Thursday, April 28, 2005

MADRID — A Spanish mayor has announced that he will refuse to apply a new law allowing same-sex couples to “marry,” a stand likely to please the Roman Catholic Church but give the Socialist government a headache.

The Spanish parliament last week gave initial approval to the new law — to the outrage of church authorities who have labeled homosexual “marriage” harmful to society and have urged mayors not to perform same-sex “weddings.”

“I intend not to exercise this right [to marry same-sex couples] and not to delegate it to other municipal officials,” Valladolid Mayor Francisco Javier Leon de la Riva was quoted as saying in local newspapers Tuesday.

“If the law forces me [to marry homosexual couples], I shall object on the grounds of conscience,” said Mr. Leon de la Riva, of the center-right Popular Party, which is considered close to the Catholic Church.

Other mayors appeared poised to follow Mr. Leon de la Riva’s lead, and his counterpart in Avila, Miguel Angel Garcia Nieto, which is also in central Spain, praised him for his “manly stand.”

Lluis Fernando Caldentey, mayor of Pontons in the Catalonia region, said that same-sex “marriage” was immoral and that homosexuals were “defective.” The Popular Party said it had suspended him from the party for his comments.

Madrid Municipal Council member Ana Botella, wife of former Prime Minister Jose Maria Aznar, last week joined the civic leaders who refuse to conduct same-sex “marriage,” Agence France-Presse reported.

But many conservative mayors of big cities, among them Alberto Ruiz Gallardon of Madrid and Rita Barbera of Valencia, said they would respect the law.

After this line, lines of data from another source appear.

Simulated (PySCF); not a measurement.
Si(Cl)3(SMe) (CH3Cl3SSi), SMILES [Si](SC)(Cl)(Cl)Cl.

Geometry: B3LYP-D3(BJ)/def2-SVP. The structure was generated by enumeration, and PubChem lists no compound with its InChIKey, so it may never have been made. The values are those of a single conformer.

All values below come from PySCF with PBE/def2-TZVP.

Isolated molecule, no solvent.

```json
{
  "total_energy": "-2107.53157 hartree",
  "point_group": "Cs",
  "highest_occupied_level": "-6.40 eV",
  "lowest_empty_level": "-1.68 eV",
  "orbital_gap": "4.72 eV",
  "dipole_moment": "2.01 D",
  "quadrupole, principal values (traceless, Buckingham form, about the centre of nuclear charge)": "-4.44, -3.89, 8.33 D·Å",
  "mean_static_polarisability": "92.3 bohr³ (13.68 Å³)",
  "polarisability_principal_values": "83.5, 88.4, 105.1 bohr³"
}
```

The Socialist government said it expected everyone, especially public officials, to comply with the law that allows same-sex couples to “wed” in civil ceremonies, not in church.

The law “does not affect freedom of conscience, nor does it have anything to do with religion or with a religious sacrament,” said Justice Minister Juan Fernando Lopez Aguilar.

The Socialist government repeatedly has angered the church in its first year in power, not just with its homosexual “marriage” plans but also by easing abortion restrictions, making it easier to divorce and permitting stem-cell research.

Opinion polls show that most Spaniards support allowing same-sex couples to “marry,” but the measure has come under sustained fire from the church and from the conservative Popular Party.

Cardinal Alfonso Lopez Trujillo, head of the Vatican’s Pontifical Council for the Family, branded the law “inhuman” and challenged state officials to refuse to apply it.

Pope John Paul II last year rebuked Prime Minister Jose Luis Rodriguez Zapatero over the plan to legalize homosexual “marriage.”

Yesterday, homosexual rights groups reacted with fury after a Spanish cardinal compared obedience to laws on same-sex “marriage” to the process that led to the creation of Nazi death camps.

“If you give obedience to the law priority over obedience to your conscience, that leads to Auschwitz,” Cardinal Ricard Maria Carles, former archbishop of Barcelona, told a Spanish television station.